The Triangle Project is a South African organisation that seeks to challenge homophobia and to eradicate discrimination against and within the lesbian, gay, bisexual, transgender, and intersex community. In their mission statement, they state their aim to educate, lobby and advocate against harmful stereotypes, attitudes and behaviours towards LGBTI people and to provide services, build confidence and strive for better understanding of the community.
Since the beginning of the year, several online petitions have been circulating the Internet, highlighting what was labelled the “corrective rape” of lesbian women in South Africa. The Triangle Project was notably silent in response to the petitions and did not sign or endorse them.
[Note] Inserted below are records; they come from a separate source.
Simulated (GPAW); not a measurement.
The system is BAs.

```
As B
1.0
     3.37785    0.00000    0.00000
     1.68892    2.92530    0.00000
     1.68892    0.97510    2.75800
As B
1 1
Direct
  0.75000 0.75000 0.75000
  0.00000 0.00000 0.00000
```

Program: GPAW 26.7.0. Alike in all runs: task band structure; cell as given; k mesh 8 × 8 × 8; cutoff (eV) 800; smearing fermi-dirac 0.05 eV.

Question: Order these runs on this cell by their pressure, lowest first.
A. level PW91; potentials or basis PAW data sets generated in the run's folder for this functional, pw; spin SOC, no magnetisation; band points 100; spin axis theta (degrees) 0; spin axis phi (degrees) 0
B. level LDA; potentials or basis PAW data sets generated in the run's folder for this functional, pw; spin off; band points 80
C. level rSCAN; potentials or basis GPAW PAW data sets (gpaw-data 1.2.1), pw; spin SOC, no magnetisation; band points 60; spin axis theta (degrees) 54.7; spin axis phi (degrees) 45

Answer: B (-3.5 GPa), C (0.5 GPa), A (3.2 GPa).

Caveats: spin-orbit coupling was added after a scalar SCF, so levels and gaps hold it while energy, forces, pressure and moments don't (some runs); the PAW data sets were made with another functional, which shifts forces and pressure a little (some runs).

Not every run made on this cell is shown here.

On Friday 18 February, the Triangle Project issued a statement in which they condemned several aspects of the petitions and explained their reluctance to associate the organisation with these petitions. The absence of survivors’ voices and testimonies in the petitions is noted and it is stated that “once again black women in Africa are being cast as voiceless victims, as voiceless faces”. The false division between “corrective rape” and rape perpetrated against women in general is questioned, as is the call for rape to be declared a hate crime and a minimum sentence of 25 years imposed. Specifically, the statement states that the petitions seem silent on other forms of violence experienced by lesbians, including harassment, assault and murder as well as violence targeted against transgendered persons, gay men and other marginalised groups.
Finally, the petition questions the inflated figures and statistics in the petitions and notes that there is no specific hate crime legislation in South Africa. It is noted that “a context such as South Africa, where progressive legislation and extreme levels of gender violence co-exist, poses particular challenges and hard questions to LGBTI and gender activists”.
I must admit that when I first noticed the petitions in question, I did feel that they were specifically sensationalist but I wonder about this statement too. I saw the petition on the Change.org website which has reported success in various petitions in the past. It must be considered that anyone can post a petition about any issue they feel strongly about. Many of these people are not directors of organisations such as The Triangle Project and they are often neither educated or educators. They are simply lay people like myself who want to make a difference. Many websites for organisations such as The Triangle Project encourage people to volunteer but beyond that, few give concrete advice as to how one can make a real difference by spreading knowledge, adopting certain practices and beliefs and being an ambassador for social responsibility in general.
I will say just one final thing though. I went to university in Johannesburg, South Africa. I will never forget sitting in the courtyard of our residence when a black man approached a black, lesbian woman and stated, in front of about fifty onlookers, that he would like to “rape the lezzie out of” her. I’m not being specifically naive or privileged, nor am I trying to portray that woman as a voiceless victim but the one thing these petitions did do in the past couple of months is to illustrate that these types of attitudes are alive and well in South Africa years after I witnessed them.